We Palestinians have always been challenged with choosing the winning side in any strategic disagreement. That is why I strongly recommend to our brethren who hold American citizenship to be extra cautious during this presidential election, and wait to see who the clear winner is before casting their votes for that candidate. It is the prudent course.
Our trouble with choosing the losing side began back in 1947-48, when we listened to the propaganda and selfish advice of the neighboring Arab governments in getting out of the way for them to send their soldiers in and get rid of the Jews, after which we could return home and resume our lives with no Jewish sovereignty anywhere near us. Of course it didn’t work out that way, and the Jews won. Ben-Gurion even urged our predecessors not to leave, but we chose to side with our fellow Arabs, and continue to suffer as a result. We can’t make such a mistake again. If Palestinian-Americans vote for the losing candidate this time, it will further cement the notion in the American psyche that Palestinians are perpetual losers, and it’s high time we shed that image. Wait until after the results are known on the morning of November 9, and only then go to your polling place to cast your ballot for the winner, be it Hillary Clinton or Donald Trump.

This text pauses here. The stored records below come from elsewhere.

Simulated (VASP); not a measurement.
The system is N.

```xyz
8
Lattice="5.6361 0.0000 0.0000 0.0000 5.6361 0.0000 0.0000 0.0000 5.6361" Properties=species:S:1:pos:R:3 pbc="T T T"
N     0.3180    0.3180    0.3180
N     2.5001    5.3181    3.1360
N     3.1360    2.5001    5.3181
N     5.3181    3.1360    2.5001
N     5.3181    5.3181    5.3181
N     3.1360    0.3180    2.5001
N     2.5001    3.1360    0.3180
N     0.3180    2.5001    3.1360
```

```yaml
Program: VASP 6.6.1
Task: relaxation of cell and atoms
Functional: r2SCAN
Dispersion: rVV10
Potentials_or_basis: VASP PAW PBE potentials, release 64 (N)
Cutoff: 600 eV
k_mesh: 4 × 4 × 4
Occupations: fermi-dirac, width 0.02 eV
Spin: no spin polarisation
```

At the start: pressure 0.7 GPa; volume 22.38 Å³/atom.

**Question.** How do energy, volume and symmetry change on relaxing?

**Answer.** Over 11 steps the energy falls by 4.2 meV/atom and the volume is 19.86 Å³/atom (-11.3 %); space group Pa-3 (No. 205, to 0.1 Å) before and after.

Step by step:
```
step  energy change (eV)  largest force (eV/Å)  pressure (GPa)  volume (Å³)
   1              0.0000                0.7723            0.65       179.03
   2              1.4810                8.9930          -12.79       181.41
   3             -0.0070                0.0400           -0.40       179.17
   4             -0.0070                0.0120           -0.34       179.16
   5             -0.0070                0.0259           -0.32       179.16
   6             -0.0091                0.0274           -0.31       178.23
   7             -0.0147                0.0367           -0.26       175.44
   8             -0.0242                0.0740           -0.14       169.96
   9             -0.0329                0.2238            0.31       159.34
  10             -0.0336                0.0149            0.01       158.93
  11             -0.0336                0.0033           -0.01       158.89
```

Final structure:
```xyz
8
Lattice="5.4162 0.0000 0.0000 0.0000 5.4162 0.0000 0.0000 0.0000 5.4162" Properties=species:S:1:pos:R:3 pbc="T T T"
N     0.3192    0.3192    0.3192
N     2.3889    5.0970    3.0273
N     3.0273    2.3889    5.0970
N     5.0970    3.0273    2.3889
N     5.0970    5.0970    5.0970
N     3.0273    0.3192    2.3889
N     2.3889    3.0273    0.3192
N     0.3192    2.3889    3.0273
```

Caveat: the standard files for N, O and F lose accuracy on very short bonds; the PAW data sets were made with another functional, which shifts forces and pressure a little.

Once that happens, we can celebrate as a public relations victory the dovetailing of Palestinian interests and those of the American electorate. No longer will there be an apparent alignment only of Israeli and American values. But jumping in to vote too soon, before the results are official, will deprive the Palestinian people of that achievement in appearances, the only kind of achievement we have been able to muster for nearly seven decades now. We need every little one we can get.
This path will also continue the approach of our departed Raïs, Yasser Arafat, who famously refused to make decisions until a consensus emerged or circumstances made clear where the correct path lay. I believe he, too, would urge our brethren holding American voting rights to wait for the official indication that one candidate or the other has prevailed, and only then cast your votes for that candidate.
I realize that those who vote absentee, principally those of us here in Palestine who hold US citizenship, have little choice but to submit their ballots in advance, so I cannot offer you the same advice. But those ballots are seldom counted unless the vote in the state of registration is close, so that possibility remains unlikely. Palestinians with American citizenship who reside in the US must vote no earlier than Wednesday, November 9, to make sure our voice is heard on the side of the victor.